WHEW! Another entry in the books. I gotta say, guys, it usually takes me a couple days to even get through these things. Like one day I'll actually make the list of the albums I'm gonna do for the current entry and put in all the html for the pictures and what not. The next week or two I'll spend procrastinating or just writing about 2-3 descriptions every 2-3 days. By the time I have one finished entry it's at least two weeks after I wanted to post it. So I really, really hope that SOMEONE is reading this because it's hard to motivate myself to do this thing without an audience. Point being if ANYONE has any comments or questions, please feel free to post them here or wherever you want to where you think I'll see them. The whole reason I'm doing this is to receive feedback as well as to share my love and knowledge of music with people who I think will appreciate it. So hopefully to that end I'm doing something right. Let me know.
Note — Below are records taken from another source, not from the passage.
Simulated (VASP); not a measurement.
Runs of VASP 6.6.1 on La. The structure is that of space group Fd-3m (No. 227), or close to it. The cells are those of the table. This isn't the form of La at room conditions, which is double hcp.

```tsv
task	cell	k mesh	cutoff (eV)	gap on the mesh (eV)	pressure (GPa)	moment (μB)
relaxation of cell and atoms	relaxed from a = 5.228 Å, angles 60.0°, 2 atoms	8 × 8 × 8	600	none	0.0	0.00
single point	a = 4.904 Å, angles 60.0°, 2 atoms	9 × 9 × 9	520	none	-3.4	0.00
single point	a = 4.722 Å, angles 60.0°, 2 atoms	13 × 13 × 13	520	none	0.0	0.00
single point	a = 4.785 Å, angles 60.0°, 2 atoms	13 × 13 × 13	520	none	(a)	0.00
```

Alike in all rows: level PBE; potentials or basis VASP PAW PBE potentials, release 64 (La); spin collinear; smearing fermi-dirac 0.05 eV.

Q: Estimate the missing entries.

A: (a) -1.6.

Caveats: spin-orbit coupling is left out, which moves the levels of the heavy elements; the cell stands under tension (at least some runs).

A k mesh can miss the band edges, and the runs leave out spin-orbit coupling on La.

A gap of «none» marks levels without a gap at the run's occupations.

Tune in next week when we crack the Top 20...just taking a look at #20-11 right now I'm pretty excited for the opportunity to talk my head off about all of these albums...hopefully that will motivate me enough to actually finish the next entry in the next week...I wouldn't bet money on it though...ciao!

Thursday, April 15, 2010

Summer Festival Band Recommendations

So I saw a piece today on Facebook...something about "10 Reasons You Should Wake Up Before Noon @ Coachella"...and I read it and I thought, man, I could make way better band recommendations to my friends than these dudes. So I decided I would write up a list of band recommendations for Coachella. But then I thought, you know, I know several people going to Coachella, but I probably know just as many people going to Lollapalooza or Bonnaroo. And for the record, I know there are way more summer festivals than those three (probably most of them you've never even heard of...there's actually a website that lists all of them) but I'm gonna stick with these three cuz they're the "Big Three" so to speak and they have the best/biggest line-ups for me to pluck gems out of to show you, my loyal reader(s)...so here they are:

COACHELLA - April 16th-18th (in other words, it starts tomorrow, hence why it's first)

FRIDAY



Baroness - 2:00-2:45pm - Mojave Stage

-Prepare to witness one of the ultimate creative forces in heavy music today. Influences that range from Neurosis to Motorhead to Emerson Lake and Palmer to god knows what else...they incorporate so many elements from crushing southern rock riffs to epic, towering guitar harmonies of the 70s that crash land into heart-wrenching twinkly/fuzzy indie rock passages and everything in between. MAYBE if you're not into heavy music this might not be your cup of tea. But even you should still watch this band just in case.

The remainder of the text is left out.